There has been a notable uptick in voluntary part-time employment in the first seven months that the exchanges have been in operation.

  • Table 1 shows that the monthly average of workers who reported they were voluntarily working part-time (less than 35 hours a week) was 372,000 higher in the first seven months of 2014 than in the same months of 2013.
  • While this may in part reflect cyclical dynamics (there was a larger increase in 2012), there is not a simple relationship between a strengthening labor market and increased part-time employment.
  • Voluntary part-time employment rose by just 43,000 in 2013 and actually fell as a share of total employment.
  • Voluntary part-time workers are people who report that they have chosen to work part-time. The number of people who report that they are working part-time but would like full-time employment has been dropping throughout the recovery. This is shown in Table 2.

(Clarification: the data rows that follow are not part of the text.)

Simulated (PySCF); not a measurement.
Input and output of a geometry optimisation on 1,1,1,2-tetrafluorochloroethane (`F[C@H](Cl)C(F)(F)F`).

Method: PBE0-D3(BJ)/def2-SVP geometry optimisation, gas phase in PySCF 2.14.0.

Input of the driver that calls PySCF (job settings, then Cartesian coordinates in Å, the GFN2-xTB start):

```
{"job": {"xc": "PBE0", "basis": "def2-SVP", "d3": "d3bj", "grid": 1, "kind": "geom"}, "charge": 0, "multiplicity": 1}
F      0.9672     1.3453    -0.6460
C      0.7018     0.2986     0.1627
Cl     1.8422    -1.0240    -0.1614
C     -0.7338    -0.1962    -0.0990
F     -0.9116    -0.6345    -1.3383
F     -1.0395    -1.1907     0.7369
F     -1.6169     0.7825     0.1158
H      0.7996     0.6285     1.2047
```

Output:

There is no evidence that employer sanctions in the ACA led to any increase in the number of people involuntarily working part-time.

  • There had been concerns that employers would deliberately keep many workers at less than 30 hours a week in order to avoid employer sanctions. These sanctions would penalize firms that employ more than 50 workers for each worker for whom they did not provide insurance.
  • While this sanction has been delayed, employers would have expected that it would have been applicable in the first half of 2013 since the Obama administration did not announce the delay until July 2nd of that year.

The biggest increase in voluntary part-time is for young people with children.

  • If the extension of coverage under the ACA freed people from having to work full-time in order to get access to health care insurance then we would expect to see the greatest increase in voluntary part-time employment among workers who might prefer to work less than full-time.
  • The groups that would most likely fit into this category are workers who have young children or other care-giving responsibilities and older workers who have conditions that make full-time work difficult.
  • This latter group likely would have faced high insurance premiums in the individual market before the passage of the ACA. The ACA allows them to buy insurance at a premium that is not affected by their health conditions. Also, it would provide a subsidy for low- and moderate-income households.
  • Women accounted for the entire rise in voluntary part-time employment, with an increase of 3.2 percent in 2014 compared with 2013.
  • By contrast, voluntary part-time employment for men actually fell slightly.
  • Furthermore, it is younger workers, ages 16-35, who account for the bulk of the increase.
  • The number of people in this age group voluntarily working part-time rose by 5.0 percent. By comparison it dropped by 5.2 percent for workers between the ages of 45-55. There were small rises of less than 1.0 percent for the other two age groups.
  • The percentage of employed young people with children working part-time increased 11.3 percent from 2013 to 2014. For young people with three or more children the percentage working part-time increased by 15.4 percent.

It is certainly too early to make any definitive judgments about the effects of the ACA on the labor market, however these data suggest that it is freeing workers of the dependence on their jobs for their health care.

  • In the context of a labor market that is still well below full employment, if some workers voluntarily opt to work part-time it frees up a full-time job for someone who needs fulltime employment.
  • If these results hold up in coming years, this will mean that workers are now able to more easily reconcile family obligations with work.